And I thought the president went after him. He was quite aggressive right from the outset. You have got -- you're fighting Cold War policies of the 1980s, the social policies of the 1950s, the economic policies of the 1920s.
And I think that was the president's strategy, to rattle him, and to expose the inconsistencies, the sort of the Etch-A Sketch that has been part of the litany of accusations against Mitt Romney.
GWEN IFILL: Mark Shields, syndicated columnist, is joined by David Brooks from The New York Times.
What did you think about the competing visions that the two visions that the two candidates laid out tonight?
DAVID BROOKS: Well, first, I wrote down, who is the challenger and who is the incumbent?
DAVID BROOKS: Because, from the style, you would think that Mitt Romney was the incumbent and in the lead and that Barack Obama was the challenger and behind. He was much more aggressive, trying to upset the race.
So, stylistically, that was sort of the most interesting part. Substantively, if you actually listened closely, there is a lot of agreement on Libya, on Syria. I thought they were equally demagogic on China, and even on Iran...
GWEN IFILL: On Afghanistan.
DAVID BROOKS: ... on Afghanistan, just tremendous amounts of underlying disagreement.
Politically, I guess I would have to say it was sort of a tie, maybe because Romney looked equally presidential. You give a slight edge to Romney if you were thinking about political polls. I can't imagine it will have a tremendous effect on the polls.
GWEN IFILL: Did these candidates tonight have to -- did they have different goals tonight? Mitt Romney, who came with the wind at his back, was trying to maintain that. And what was Barack Obama trying to do, Mark?
MARK SHIELDS: Well, I think Barack Obama was reflecting the reality of the polls, that it's been slipping and heading in the other direction, trying to change the trajectory of the race.

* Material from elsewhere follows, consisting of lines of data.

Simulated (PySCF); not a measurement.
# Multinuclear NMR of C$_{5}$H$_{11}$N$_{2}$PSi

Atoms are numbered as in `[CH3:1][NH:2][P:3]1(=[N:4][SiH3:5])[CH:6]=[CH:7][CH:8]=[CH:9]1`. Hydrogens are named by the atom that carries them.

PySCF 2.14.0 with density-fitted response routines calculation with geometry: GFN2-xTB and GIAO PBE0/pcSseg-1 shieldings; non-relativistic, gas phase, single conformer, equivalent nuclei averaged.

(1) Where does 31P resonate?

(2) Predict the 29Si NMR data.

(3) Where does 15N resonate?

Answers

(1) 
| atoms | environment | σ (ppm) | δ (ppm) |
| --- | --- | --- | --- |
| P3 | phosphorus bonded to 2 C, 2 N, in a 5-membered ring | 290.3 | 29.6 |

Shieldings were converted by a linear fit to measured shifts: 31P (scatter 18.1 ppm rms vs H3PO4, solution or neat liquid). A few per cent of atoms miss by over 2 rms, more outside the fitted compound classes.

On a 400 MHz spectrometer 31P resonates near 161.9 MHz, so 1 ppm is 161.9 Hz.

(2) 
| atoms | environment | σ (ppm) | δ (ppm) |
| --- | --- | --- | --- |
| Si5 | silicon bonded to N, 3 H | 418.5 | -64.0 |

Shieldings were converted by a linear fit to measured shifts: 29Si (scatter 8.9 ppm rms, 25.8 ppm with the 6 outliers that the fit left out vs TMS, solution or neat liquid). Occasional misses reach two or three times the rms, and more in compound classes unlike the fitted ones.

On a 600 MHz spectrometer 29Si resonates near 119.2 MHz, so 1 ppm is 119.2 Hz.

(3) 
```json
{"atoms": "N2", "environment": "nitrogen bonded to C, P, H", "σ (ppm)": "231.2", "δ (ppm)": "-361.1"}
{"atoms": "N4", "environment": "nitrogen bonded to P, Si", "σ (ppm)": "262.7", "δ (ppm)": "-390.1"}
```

And I thought he made a strong case against Mitt Romney. He was obviously not hesitating to go personal upon him. I agree with David. They felt they had to disagree, even though there wasn't disagreement.
But one thing they didn't disagree on was they argued over who cares more and loves Israel more. I got 22 mentions of Israel, zero of Europe, zero of Asia, other than China. Japan went unmentioned. India went unmentioned. You know, it was just...
GWEN IFILL: If you start the list, you to go to Mexico, every place in the continent of Africa.
MARK SHIELDS: The entire North American continent.
DAVID BROOKS: Mali -- Mali had a very good night, though.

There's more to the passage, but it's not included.